By default, avoid ambiguous distant situations

“The Ood.[...] They’re born for it. Ba­sic slave race.” Mr. Jeffer­son, The Im­pos­si­ble Planet.

“And al­though he may be poor, he shall never be a slave,”, from the Bat­tle Cry of Free­dom.

I’ve talked about morally dis­tant situ­a­tions: situ­a­tions far re­moved from our own. This dis­tance is in the moral sense, not the ac­tual sense: an­cient China is fur­ther from us than Star Wars is (even for mod­ern Chi­nese). There are pos­si­ble wor­lds out there far more alien than any­thing in most of our fic­tion.

In these dis­tant situ­a­tions, our usual web of con­no­ta­tions falls apart, and closely re­lated terms start to mean differ­ent things. As shown in this post, in ex­treme cases, our prefer­ences can be­come non­sen­si­cal.

Note that not all our prefer­ences need be­come non­sen­si­cal, just some of them. Con­sider the case of a slave race—a will­ing slave race. In that situ­a­tion, our con­no­ta­tions about slav­ery may come apart: will­ing and slave don’t fit well to­gether. How­ever, we would still be clear our­selves that we didn’t want to be slaves. So though some prefer­ences lose power, some do not.

But let’s re­turn to that will­ing slave race situ­a­tion. Eliezer’s Harry says:

Who­ever had cre­ated house elves in the first place had been un­speak­ably evil, ob­vi­ously; but that didn’t mean Hermione was do­ing the right thing now by deny­ing sen­tient be­ings the drudgery they had been shaped to en­joy.)

Or con­sider Dou­glas Adam cow-var­i­ant bread for will­ingly be­ing eaten:

“I just don’t want to eat an an­i­mal that’s stand­ing here invit­ing me to,” said Arthur, “it’s heartless.”

“Bet­ter than eat­ing an an­i­mal that doesn’t want to be eaten,” said Zaphod. [...]

“May I urge you to con­sider my liver?” asked the an­i­mal, “it must be very rich and ten­der by now, I’ve been force-feed­ing my­self for months.”

At X, the de­ci­sion is clear. Should we go to X in the first place?

In those situ­a­tions, some im­me­di­ate ac­tions are pretty clear. There is no point in free­ing a will­ing slave race; there is no ad­van­tage to eat­ing an an­i­mal that doesn’t want to be eaten, rather than one that does.

The longer-term ac­tions are more am­bigu­ous, es­pe­cially as they con­flict with other of our val­ues: for ex­am­ple, should we forcibly change the prefer­ences of the slave race/​ed­ible race so that they don’t have those odd prefer­ences any more? Does it make a differ­ence if there are more ma­nipu­la­tive paths that achieve the same re­sults, with­out di­rectly forc­ing them? We may not want to al­low ma­nipu­la­tive paths to count as ac­cept­able in gen­eral.

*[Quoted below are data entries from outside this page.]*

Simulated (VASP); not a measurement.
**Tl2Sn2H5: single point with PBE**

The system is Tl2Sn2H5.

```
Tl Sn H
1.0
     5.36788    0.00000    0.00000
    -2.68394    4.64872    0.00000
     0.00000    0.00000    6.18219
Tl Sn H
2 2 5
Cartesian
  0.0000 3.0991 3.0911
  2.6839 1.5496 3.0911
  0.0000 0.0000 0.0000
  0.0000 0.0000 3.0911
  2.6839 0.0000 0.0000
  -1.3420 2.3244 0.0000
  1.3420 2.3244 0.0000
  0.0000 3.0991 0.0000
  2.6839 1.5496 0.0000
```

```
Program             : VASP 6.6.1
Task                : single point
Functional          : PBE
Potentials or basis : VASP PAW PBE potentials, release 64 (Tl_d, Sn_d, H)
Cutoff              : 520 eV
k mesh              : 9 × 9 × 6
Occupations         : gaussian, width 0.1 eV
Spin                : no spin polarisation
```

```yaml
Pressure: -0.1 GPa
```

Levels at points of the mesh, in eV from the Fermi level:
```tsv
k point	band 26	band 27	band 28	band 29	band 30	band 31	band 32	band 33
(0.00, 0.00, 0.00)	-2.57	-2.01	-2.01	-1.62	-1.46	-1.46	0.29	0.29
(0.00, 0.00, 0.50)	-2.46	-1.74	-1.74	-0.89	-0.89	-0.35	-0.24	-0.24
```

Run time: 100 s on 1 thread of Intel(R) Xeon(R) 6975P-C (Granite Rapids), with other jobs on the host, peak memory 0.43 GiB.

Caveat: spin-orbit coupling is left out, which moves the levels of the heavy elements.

But, lay­ing that aside, it seems there is a prima fa­cie case that we shouldn’t en­ter those kinds of situ­a­tions. That non-con­scious robots are bet­ter than con­scious will­ing slaves. That vat grown meat is bet­ter than con­scious will­ing live­stock.

So there seems to be a good rule of thumb: don’t go there. Add an ax­iom A:

  • A: When the web of con­no­ta­tions of a strong prefer­ence falls apart, those are situ­a­tions which should get an au­to­matic penalty. Ini­tially at least, those should be treated as bad situ­a­tions worth avoid­ing.

De­fault weights in dis­tant situations

When a web of con­no­ta­tion un­rav­els, the prefer­ences nor­mally end up weaker than ini­tially, be­cause some of the con­no­ta­tions of those prefer­ences are lost or even op­po­site. So, nor­mally, prefer­ences in these dis­tant situ­a­tions are quite weak.

But here I’m sug­gest­ing adding an ex­plicit meta-prefer­ence to these situ­a­tions. And one that the hu­man sub­ject might not have them­selves. This doesn’t fit in the for­mal­ism of this post. In the lan­guage of the forth­com­ing re­search agenda, this is a “Global meta-prefer­ences about the out­come of the syn­the­sis pro­cess”.

Isn’t this an over­rid­ing of the per­son’s prefer­ence? It is, to some ex­tent. But note the “Ini­tially at least” clause in A. If we don’t have other prefer­ences about the dis­tant situ­a­tion, it should be avoided. But this penalty can be over­come by other con­sid­er­a­tions.

For ex­am­ple, the pre­vi­ous stan­dard web of con­no­ta­tions for sex­u­al­ity has fallen apart, while the gen­der one is un­rav­el­ling; it’s perfectly pos­si­ble to have meta-prefer­ences that would have told us to re­spect our re­flec­tion on is­sues like that, and our re­flec­tion might be fine with these new situ­a­tions. Similarly, some (but not all) fu­ture changes to the hu­man con­di­tion are things that would worry me ini­tially but that I’d be ok with upon re­flec­tion; I my­self have strong meta-prefer­ences that these should be ac­cept­able.

But for situ­a­tions where our other prefer­ences and meta-prefer­ences don’t weigh in, A would down­grade these dis­tant wor­lds as a de­fault (dis)prefer­ence. This adds an ex­plicit level of sta­tus quo bias to our prefer­ences, which I feel is jus­tified: bet­ter to be pru­dent rather than reck­less where our prefer­ences and val­ues are con­cerned. The time for (po­ten­tial) reck­less­ness is in the im­ple­men­ta­tion of these val­ues, not their defi­ni­tion.